In this blog, I would like to introduce the concepts that I believe are the most powerful in programming languages, and mastering them will give you solid programming thinking. I will explain them one by one with examples in Java and Python. After introducing the concepts of object orientation, recursion, and concurrency in the first three articles, I will elucidate the concept of functional programming and lambda expressions in this article.
1. Object-oriented
2. Recursion
3. Concurrency
4. Functional Programming and Lambda Expressions
5. Data Structure
6. Software Design Patterns
7. Annotations/Decorators
8. Machine Learning
1. Functional Programming and Lambda Expressions
Functional programming is a paradigm that promotes the use of pure functions and immutable data. In functional programming, you can compose multiple functions and apply them to arguments to perform calculations. A functional program results from the functions’ composition. Pure functions provide the same output for the same inputs. They have no side effects like the functions in the imperative paradigm. Pure functions preserve the definition and logic of a function as defined in mathematics. A functional program is often more concise, intuitive, and more understandable than an imperative due to the sequence of functions.
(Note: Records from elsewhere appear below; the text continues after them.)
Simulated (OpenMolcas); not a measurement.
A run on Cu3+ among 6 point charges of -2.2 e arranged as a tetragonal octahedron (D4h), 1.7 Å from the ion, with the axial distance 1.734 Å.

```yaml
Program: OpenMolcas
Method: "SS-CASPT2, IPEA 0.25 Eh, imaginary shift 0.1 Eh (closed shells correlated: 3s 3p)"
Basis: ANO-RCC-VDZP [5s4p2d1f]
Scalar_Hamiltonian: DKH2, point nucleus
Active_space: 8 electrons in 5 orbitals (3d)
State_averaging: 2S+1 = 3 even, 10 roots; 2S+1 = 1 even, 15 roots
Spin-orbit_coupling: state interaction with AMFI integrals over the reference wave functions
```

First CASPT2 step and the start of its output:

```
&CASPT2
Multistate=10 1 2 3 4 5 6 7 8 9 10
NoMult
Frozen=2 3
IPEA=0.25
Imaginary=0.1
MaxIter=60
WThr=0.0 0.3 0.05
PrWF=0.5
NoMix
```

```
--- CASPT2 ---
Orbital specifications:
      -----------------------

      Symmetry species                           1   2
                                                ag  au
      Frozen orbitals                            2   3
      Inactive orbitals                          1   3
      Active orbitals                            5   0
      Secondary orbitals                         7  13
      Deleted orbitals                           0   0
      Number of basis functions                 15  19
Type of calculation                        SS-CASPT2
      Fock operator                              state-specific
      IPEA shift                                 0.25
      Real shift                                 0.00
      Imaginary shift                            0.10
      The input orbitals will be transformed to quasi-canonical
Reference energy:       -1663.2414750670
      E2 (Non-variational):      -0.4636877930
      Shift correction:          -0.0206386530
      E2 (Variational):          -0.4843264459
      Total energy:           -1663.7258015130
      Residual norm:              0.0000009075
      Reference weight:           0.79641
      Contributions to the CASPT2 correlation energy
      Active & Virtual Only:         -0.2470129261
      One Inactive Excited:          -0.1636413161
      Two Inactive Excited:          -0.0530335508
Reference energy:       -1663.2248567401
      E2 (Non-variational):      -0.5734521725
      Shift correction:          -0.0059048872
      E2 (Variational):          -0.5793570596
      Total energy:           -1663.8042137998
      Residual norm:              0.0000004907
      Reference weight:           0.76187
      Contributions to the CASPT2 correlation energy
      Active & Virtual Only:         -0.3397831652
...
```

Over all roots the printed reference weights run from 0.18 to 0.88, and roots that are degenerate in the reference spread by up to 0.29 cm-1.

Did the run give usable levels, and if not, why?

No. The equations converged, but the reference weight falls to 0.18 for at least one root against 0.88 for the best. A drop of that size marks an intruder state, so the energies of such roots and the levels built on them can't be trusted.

However, the advantage of a pure function is also its limitation. Indeed, functional programming does not allow data to be saved like an assignment does in imperative languages. Using only a functional language to develop large, traditional applications like desktop or website applications is challenging.
The good news is that functional programming is often combined these days with imperative paradigms in many modern and powerful languages like Java, Python or JQuery. So you can continue to enjoy short, easy-to-understand, and more natural functional code with your working programming language. We now summarize the most important features of functional programming as follows:
Data Immutability: This is the basic feature of functional programming to avoid side effects. The immutability of data means that once it is created, we cannot change it. You can update the data by creating new data structures with the desired changes.
Recursion: It is widely used in functional programming to implement the iterative way to solve similar sub-problems.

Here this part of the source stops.